Modesty: A lost virtue?

By Jeffrey D. Murrah

As a counselor, part of my job involves being aware of societal trends and the latest threats to families. I find myself stunned to learn that a music video by teen-idol Britney Spears was directed by a particularly notorious pornographic movie director. This news reinforces the need for modesty. This was further underscored , when a school official specified "no Jennifer Lopez- type dresses" for the prom.

Modesty, like many virtues begins at home. Parents are key in training their children, both male and female in either modesty or immodesty. When something is precious and valuable, it deserves protection. Modesty as a virtue is not limited to clothing. Modesty includes conduct, gestures, language, reading and thought. Parental habits influence and train children in each of these areas.

Training children in modesty begins early. If parents wait to address modesty until prom preparation and high school dances, it is too late. The selection of clothing in early childhood begins shaping the preferences for later life. Before selecting body hugging and skin revealing clothes because they are 'cute,' consider if you want your son or daughter wearing similar items as a teen. Encouraging pre-teens to wear thongs and seductive garments only encourages further immodest behaviors.

Children pay attention to parental dress. Parents show them how adults are supposed to dress. Going shirtless or parading around the house in undergarments sends messages to our children. Such behavior makes it embarrassing to bring friends over and increases an uncomfortable self-consciousness within young children. Although some Ivy League schools encourage co-ed bathrooms, such behavior is offensive to more modest Texas values in our community.

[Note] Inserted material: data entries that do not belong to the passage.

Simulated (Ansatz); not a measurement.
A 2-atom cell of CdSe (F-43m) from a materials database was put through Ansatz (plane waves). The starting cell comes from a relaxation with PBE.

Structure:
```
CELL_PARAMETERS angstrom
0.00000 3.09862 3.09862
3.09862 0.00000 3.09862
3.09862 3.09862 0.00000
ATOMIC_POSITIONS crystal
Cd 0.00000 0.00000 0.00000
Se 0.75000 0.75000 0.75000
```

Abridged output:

Parental attitudes are important. Problems develop when parents place extreme emphasis on physical features rather than internal qualities or talents. Referring to members of the opposite sex as 'body parts' rather than as persons not only fosters physical, but also mental immodesty. If the only time parents give attention to their children is when they are dressed immodestly, they then learn how to repeat those reactions with other adults. If dad or mom only show interest in members of the opposite gender based on the amount of skin displayed, children learn such behaviors as a way to receive attention. The children learn from what they observe, rather than what they are told.

It is troubling that more alarm occurred recently regarding a student wearing a Mississippi state flag shirt rather than the influence of immodest dress and behavior of children. Excessively tight kakhi pants that leave little to the imagination, immodest gestures and frequent viewing of music videos directed by pornographers corrupt morals faster than any t-shirt containing a message would. Yet, parental actions speak louder than words concerning what is considered a threat.

Reversing the societal trend toward increasing immodesty will not occur overnight. Parents can begin changing this trend within their home. Parental behavior needs to reflect that modesty in conduct, behavior, language and thought is a priority by example.